Deep Learning Applications : Neural Style Transfer

8 min readNov 28, 2020

One of the most exciting application of Deep Learning is Neural Style Transfer. Through this article, we will understand Neural Style Transfer and implement our own Neural Style Transfer Algorithm using pre-trained Convnet Deep Learning Model.

Let’s get started and understand what neural style transfer is!!.
Neural style transfer is an optimization technique used to take two images, a content image & a style reference image (such as an artwork by a famous painter) and blend them together so the output image looks like the content image, but “painted” in the style of the style reference image. In neural style transfer terminology, there are 3 images. The image which needs to be painted is known as Content image. The style in which the content image will be drawn is Style image. And there will be one output image generated by the combination of these two content and style images and this technique used here is known as Neural Style Transfer. Neural Style Transfer allows us to generate new image like one in the below by combining content image and the style image. In other words, we can say that one image (Content image) is drawn in the style of the another image(Style image) to produce new image.

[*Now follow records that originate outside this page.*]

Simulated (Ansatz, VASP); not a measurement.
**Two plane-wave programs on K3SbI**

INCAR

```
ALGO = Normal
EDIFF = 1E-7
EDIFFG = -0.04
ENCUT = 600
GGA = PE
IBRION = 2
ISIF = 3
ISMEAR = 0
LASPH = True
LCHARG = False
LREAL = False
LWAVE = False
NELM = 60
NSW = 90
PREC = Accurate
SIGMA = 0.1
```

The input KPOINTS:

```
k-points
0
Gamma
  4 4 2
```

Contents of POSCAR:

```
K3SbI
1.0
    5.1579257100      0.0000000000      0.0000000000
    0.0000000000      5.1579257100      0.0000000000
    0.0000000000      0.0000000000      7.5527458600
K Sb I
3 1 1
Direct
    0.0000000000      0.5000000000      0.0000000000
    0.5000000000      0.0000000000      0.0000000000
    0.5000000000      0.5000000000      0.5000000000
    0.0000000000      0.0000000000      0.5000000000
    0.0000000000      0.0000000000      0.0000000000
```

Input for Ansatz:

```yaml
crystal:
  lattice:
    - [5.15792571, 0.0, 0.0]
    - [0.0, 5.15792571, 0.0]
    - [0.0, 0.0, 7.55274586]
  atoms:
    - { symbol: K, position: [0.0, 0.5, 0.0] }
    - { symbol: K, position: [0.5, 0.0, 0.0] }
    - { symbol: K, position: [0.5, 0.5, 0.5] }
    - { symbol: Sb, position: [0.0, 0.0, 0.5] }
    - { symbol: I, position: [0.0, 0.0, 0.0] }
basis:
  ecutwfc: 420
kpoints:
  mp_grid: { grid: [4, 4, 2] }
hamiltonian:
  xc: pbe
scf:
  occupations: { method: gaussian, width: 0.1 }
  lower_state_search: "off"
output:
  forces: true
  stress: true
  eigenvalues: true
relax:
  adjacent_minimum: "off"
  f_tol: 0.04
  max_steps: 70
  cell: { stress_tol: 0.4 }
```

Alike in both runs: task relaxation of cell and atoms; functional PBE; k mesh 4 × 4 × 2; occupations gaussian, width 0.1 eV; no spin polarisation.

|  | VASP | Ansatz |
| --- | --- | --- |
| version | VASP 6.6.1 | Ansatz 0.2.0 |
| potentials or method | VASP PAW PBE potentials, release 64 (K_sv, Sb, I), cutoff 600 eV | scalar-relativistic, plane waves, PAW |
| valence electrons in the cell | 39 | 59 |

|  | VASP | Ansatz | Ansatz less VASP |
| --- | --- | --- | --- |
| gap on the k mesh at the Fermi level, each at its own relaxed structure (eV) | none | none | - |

Here we generated new image in the right by combining the content of Mona Lisa image in the left and style image in the middle using Neural Style Transfer Algorithm.

Transfer Learning

Neural Style Transfer (NST) uses a previously trained convolutional network, and builds on top of that. The idea of using a network trained on a different task and applying it to a new task is called transfer learning.

Following the original NST paper, we will use the VGG network. Specifically, we’ll use VGG-19, a 19-layer version of the VGG network. This model has already been trained on the very large ImageNet database, and thus has learned to recognize a variety of low level features (at the shallower layers) and high level features (at the deeper layers).

Neural Style Transfer

To see how well our algorithm is generating the output image from the content image drawn in the style of style image, We will build the Neural Style Transfer (NST) algorithm in three steps:

Build the content cost function, Jcontent(C,G)
Build the style cost function, Jstyle(S,G)
Put it together to get total cost function
J(G)=α Jcontent(C,G)+β Jstyle(S,G)
where α and β are hyperparameters.

Cost Function

We have a content image C, given a style image S and our goal is to generate a new image G. In order to implement neural style transfer, we will define a cost function J(G ) that measures how well our algorithm is producing output image and we’ll use gradient descent to minimize J (G ) in order to get desired output.

This cost function function will have two components.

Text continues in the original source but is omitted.